Revenue Recognition

Date recorded:

In October 2004 the staff of the IASB and FASB conducted small non-public meetings to gauge the response of IASB and FASB members to the following three broad issues

  • a. Whether an increase in net assets that occurs at contract generation gives rise to revenue that should be recognised if it can be measured reliably.
  • b. Whether the standard or revenue recognition should include a 'special' reliability threshold for measuring the increase in net assets at contract generation.
  • c. If the standard includes a 'special' reliability threshold and that threshold is not met, how the increase in net assets at contract generation should be recognised and measured and when that increase should be recognised as revenue in the income statement.

In considering these questions Board members had been asked to consider a very specific fact pattern in which cash is given for entering into a non-refundable contract. The objective of the simplified fact pattern was to focus debate only on one side of the journal entry (because the fair value of cash consideration is readily measurable). In real situations the fair value of the consideration received, related service obligations etc may in fact be quite complex.

Prior to commencing their discussion of this matter Board members emphasised the specific fact pattern they had considered, that they were not discussing recognition of profit on taking an ordinary sales order, and that they did not expect the proposals to result in a revenue recognition model that they would expect to be implemented in the short term.

Once a determination had been made on that fact pattern the intention was to develop a conceptual method of dealing with revenue recognition (based on the broad concepts previously agreed: that revenue and expenses should be determined by reference to assets and liabilities) which would then be road tested on a number of fact patterns.

On point a, whether an increase in net assets at contract generation gives rise to revenue, a majority of both Boards had indicated in the small group meetings that they did not understand what other possible alternative there was, and therefore agreed that this would be the case. It was noted that not all members might agree with the method suggested in determining the increase in net assets (such as measuring the performance obligation at its legal lay-off amount). However, the Board agreed that where an increase in net assets had occurred, this would result in the recognition of revenues.

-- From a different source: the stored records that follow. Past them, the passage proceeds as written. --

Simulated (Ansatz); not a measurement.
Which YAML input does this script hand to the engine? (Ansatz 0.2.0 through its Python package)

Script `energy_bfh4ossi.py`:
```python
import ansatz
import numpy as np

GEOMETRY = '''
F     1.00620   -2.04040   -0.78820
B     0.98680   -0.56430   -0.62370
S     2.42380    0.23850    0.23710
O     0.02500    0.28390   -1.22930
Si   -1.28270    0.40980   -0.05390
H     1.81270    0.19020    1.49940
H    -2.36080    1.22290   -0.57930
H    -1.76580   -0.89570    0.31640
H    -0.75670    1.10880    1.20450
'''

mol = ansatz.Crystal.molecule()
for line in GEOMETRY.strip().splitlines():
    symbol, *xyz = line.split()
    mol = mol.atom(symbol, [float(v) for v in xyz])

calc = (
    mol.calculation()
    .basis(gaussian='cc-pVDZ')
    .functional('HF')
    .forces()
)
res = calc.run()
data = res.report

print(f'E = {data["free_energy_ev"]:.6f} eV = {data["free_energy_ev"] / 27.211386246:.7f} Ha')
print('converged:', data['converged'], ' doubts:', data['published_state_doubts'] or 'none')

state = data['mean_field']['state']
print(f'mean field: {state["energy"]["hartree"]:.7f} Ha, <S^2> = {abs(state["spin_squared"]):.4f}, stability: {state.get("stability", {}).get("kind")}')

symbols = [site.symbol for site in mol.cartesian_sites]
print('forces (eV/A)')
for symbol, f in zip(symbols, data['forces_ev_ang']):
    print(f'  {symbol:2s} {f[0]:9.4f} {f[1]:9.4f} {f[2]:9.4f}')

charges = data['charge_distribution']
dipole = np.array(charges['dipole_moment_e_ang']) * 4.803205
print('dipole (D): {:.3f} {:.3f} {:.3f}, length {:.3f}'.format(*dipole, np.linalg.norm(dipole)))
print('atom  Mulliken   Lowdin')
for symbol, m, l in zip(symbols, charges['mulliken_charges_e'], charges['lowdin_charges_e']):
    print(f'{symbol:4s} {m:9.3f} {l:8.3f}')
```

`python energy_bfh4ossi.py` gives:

On the second point, a majority of Board members agreed that a 'special' threshold should not be introduced for the measurement of revenue. They noted that where a 'special' threshold came into play this would necessarily result in the recognition of a 'special' liability (to recognise the dangling credit) which would not meet the recognition criteria for liabilities. The Board did note that its discussion paper should clearly set out the reasons why a 'special' threshold is not considered possible, in order to address the concerns of those who believe a 'special' threshold is appropriate. This discussion would include the pros and cons of such a threshold and illustrate why it is not possible or desirable. Therefore the third question relating to accounting if there is a 'special' threshold did not require resolution by the Board.